Their iron law of force

https://archive.org/stream/in.ernet.dli.2015.507192/2015.507192.Hitler-A_djvu.txt
“[W]e live in a world, in the real world … that is governed by strength, that is governed by force, that is governed by power. These are the iron laws of the world that have existed since the beginning of time.” — Stephen Miller
He’s a Nazi. Prove me wrong, the late Charlie Kirk might say.
Marcy Wheeler put up a long post on Friday that you really ought to read on Stephen Miller’s theory of power. And about steps taken by AG Pam Bondi, Harmeet Dhillon, and Kash Patel in attempting “their own version of subjugation” in Minnesota. In the process of kidnapping people from their homes, abusing the citizens of the Twin Cities, and repeatedly violating half a dozen constitutional amendments, the Department of Justice has had to drop cases against drug traffickers for lack of prosecutors to manage the caseload. Nearly everyone with a conscience and commitment to the rule of law rather than the rule of Trump has left the department.
In making false statement after false statement about cases they’ve charged, and in violating court order after court order, Trump’s DOJ has gutted its own credibility and the government’s presumption of regularity with the courts.

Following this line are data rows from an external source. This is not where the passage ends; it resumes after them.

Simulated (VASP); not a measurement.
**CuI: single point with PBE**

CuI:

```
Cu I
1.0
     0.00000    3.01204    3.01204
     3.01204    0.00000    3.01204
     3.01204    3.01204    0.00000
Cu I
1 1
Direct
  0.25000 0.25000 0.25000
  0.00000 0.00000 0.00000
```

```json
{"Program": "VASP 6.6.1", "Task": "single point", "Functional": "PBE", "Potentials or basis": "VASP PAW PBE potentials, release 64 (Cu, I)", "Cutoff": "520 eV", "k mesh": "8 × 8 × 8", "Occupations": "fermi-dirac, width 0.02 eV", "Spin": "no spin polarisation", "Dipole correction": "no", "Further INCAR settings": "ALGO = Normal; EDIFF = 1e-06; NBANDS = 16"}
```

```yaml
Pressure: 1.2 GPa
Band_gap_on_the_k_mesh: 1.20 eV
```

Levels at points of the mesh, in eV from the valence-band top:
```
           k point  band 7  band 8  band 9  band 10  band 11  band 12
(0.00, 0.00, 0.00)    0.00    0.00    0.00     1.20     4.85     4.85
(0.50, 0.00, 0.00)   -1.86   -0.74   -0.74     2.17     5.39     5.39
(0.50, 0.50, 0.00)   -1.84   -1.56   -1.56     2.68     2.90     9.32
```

Wheeler writes that Chief Judge Patrick Schiltz listed 96 orders ICE had blown off, and demanded that ICE start following the law:
This list should give pause to anyone—no matter his or her political beliefs—who cares about the rule of law. ICE has likely violated more court orders in January 2026 than some federal agencies have violated in their entire existence. The Court warns ICE that future noncompliance with court orders may result in future show‐cause orders requiring the personal appearances of Lyons or other government officials. ICE is not a law unto itself. ICE has every right to challenge the orders of this Court, but, like any litigant, ICE must follow those orders unless and until they are overturned or vacated.
Except becoming a law unto itself is the entire Trump administration’s raison d’etre. It is no accident that Miller’s beliefs echo Hitler’s. Back in Cold War days, right wingers might have called them fellow travelers.
Marcy brings receipts, as she does, as well as this summary:
Homeland Security Czar Stephen Miller’s attempt to impose his power in Minnesota, the same guy murderboating fishermen who might be carrying cocaine in the Caribbean in the name of halting fentanyl trafficking — has led to the collapse of drug trafficking cases because his attempt to subdue Minnesota by force has instead destroyed the Federal tools to impose order by law.
And now the one case Pam Bondi has prioritized over those drug trafficking cases, the Don Lemon case, threatens to become an indictment of Harmeet Dhillon’s misconduct in pursuing the indictment, her platforming of racist AI slop and gambling discussions before, then potentially misleading a grand jury so as to get her trophy in the form of one of Donald Trump’s Black adversaries.
None of this is good. None of it mitigates the damage Stephen Miller willfully did to Minnesota.
Minnesota lost and Stephen Miller lost. Everybody loses under Miller’s barbaric theory of power.
It’s our job to outwit, outplay, and outlast the barbarians inside the gate. Minnesota showed the way.